Porsche 918 RSR Concept

In its second showing of its hybrid-powered supercar, the 918 Spyder, Porsche has gone from the street directly to the track. Instead of showing the rumored road-going coupe version of this high-end two seater, Porsche has infused this mid-engine V-8 hybrid exotic with a racing pedigree by transplanting the flywheel energy storage system from the 911 GT3 Hybrid racer to supplant the open car’s lithium ion battery pack, taking performance to even higher levels.
The Spyder concept translates well into a coupe—the car’s flowing lines are enhanced by the squat greenhouse that houses butterfly-opening doors. The doors themselves have huge roof cutouts similar to the Ford GT to ease ingress/egress. A large rear wing and the paint scheme are part of the race-ready appearance suggested by the RSR designation. The car, which features carbon fiber monocoque construction, is painted liquid metal chrome blue offset by orange brake calipers and striping similar to the Porsche 911 GT3 Hybrid racer.

At the heart of this concept is a 3.4-liter twin-turbo V-8 developed for the Porsche RS Spyder LMP2 racer, which is tuned to produced 563 b hp at 10,300 rpm. Two 75 kW electric motors, each powering one of the front wheels, boosts peak power of the package to 767 bhp.
Flywheel hybrid power offers greater performance
These auxiliary electric motors are driven by power generated in a 36,000 rpm flywheel assembly from the GT3 Hybrid, which is mounted in place of a passenger seat. It provides a maximum boost of power for eight seconds when fully charged and is designed to help the car get off a corner quicker thanks to the extra front wheel torque, which can be vectored from side-to-side, increasing agility and steering response. Also, the added power reduces overall fuel consumption extending the car’s range between pit stops.
The driver summons the extra power from the flywheel system by actuating a steering-wheel mounted button, either for overtaking maneuvers, acceleration from the pits or as a boost in getting off a corner quickly.
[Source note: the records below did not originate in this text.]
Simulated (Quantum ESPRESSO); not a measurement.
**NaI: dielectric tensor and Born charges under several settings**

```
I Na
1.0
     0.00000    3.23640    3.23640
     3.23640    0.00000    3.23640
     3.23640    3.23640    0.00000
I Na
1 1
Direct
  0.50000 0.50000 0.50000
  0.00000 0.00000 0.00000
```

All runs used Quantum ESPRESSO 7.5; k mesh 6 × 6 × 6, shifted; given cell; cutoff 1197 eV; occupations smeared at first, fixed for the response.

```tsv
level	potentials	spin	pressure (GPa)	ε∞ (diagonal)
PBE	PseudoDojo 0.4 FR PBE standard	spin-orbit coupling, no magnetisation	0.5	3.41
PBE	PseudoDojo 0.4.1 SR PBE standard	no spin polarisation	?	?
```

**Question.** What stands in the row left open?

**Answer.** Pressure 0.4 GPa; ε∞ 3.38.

Unlike the more luxurious 918 Spyder, the RSR has a simple, performance-oriented interior clad in brown leather. The center console uses toggle switches instead of a touch screen and the steering wheel is equipped with sequential engine speed lights to signal gear changes. Also mounted on the steering wheel is a display that measures the amount of energy recouped through regenerative vehicle forces, letting the driver know when the flywheel system is at full charge.
The car’s number 22, pays homage to Porsche’s first overall win at the 24 Hours of Le Mans in 1971. The winning car, also numbered 22, was a 917 driven by Dr. Helmut Marko and Gijs van Lennep. The distance and speed (3,315.2 miles and 138.1 mph) record stood for 39 years and was only surpassed last year.
Porsche indicates the RSR is a only concept at this point, but its clear that racing figures prominently in the future of this supercar.